(Updates at 1145 GMT)
By Alun John
LONDON, Nov 5 (Reuters) - Euro zone bond yields rose on
Tuesday, with all eyes on the U.S. election which could drive
significant volatility across global bond markets, as well as
other asset classes.
Germany's 10-year bond yield, the benchmark for
the euro zone bloc, rose 4 basis points to 2.43%, closing in on
last week's three-month high of 2.447%.
The German 2-year yield rose 2 bps to 2.31%.
Euro zone bond markets will close well before voting
concludes in Tuesday's U.S. presidential election, but there are
potentially sharp swings to come when trading begins on
Wednesday.
The MOVE index which tracks expected volatility in
U.S. Treasuries is at its highest in a year, a sign, say
analysts at ING, that "we can expect a lot more rates volatility
once the election outcome becomes clear".
Euro zone bonds have reacted to moves in the U.S. Treasury
market in recent months so will also be affected.
Opinion polls show the election race as virtually even and
the winner may not be known for days, though Republican
candidate former President Donald Trump has already signalled
that he will attempt to fight any defeat, as he did in 2020.
The benchmark U.S. 10-year Treasury yield was little changed
at 4.31%.
Market consensus ahead of the election is that a Trump
victory will lead to higher Treasury yields due to his policies
pushing inflation and growth higher likely causing a slower pace
of rate cuts from the Federal Reserve.
The picture in Europe is more complicated however.
On the one hand, euro zone bonds have moved broadly in line
with their U.S. equivalents this year, but, on the other, if
Trump were to impose the heavy tariffs he has threatened on
Europe, it could hurt economic growth and push the European
Central Bank to accelerate rate cuts, sending yields lower.
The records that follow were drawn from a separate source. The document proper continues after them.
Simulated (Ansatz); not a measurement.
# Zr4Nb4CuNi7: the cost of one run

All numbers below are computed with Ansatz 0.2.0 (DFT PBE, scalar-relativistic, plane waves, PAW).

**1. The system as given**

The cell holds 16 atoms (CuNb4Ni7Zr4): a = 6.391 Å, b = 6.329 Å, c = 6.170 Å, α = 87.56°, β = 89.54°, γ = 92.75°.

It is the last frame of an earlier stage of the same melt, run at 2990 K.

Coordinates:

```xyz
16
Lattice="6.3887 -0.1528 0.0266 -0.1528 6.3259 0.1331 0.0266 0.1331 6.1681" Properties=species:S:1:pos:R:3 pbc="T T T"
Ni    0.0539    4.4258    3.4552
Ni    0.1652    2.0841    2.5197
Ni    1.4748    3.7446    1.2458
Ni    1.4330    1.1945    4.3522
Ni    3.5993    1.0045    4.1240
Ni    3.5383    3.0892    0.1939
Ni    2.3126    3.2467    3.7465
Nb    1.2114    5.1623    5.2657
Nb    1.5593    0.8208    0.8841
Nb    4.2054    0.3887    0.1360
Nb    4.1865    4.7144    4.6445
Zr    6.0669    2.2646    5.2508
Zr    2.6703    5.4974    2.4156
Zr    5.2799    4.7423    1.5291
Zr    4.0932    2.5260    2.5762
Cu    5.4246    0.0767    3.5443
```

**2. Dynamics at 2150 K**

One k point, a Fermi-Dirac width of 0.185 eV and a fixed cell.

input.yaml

"For euro rates, we could see a broader risk-off move
dominating in the case of a Trump win, with flows towards
(German) Bunds and longer-duration bonds as a result," said the
ING analysts.
Politics in Germany, where the ruling three way coalition
faces a make-or-break week, is also complicating the picture for
markets, as is a rise in oil prices with Brent at a 10-day high
back above $75 a barrel.
Italy's 10-year bond yield, seen as the
benchmark for the European periphery, was 5 basis points higher
at 3.71%, leaving the gap between Italian and German 10-year
yields at 127 bps.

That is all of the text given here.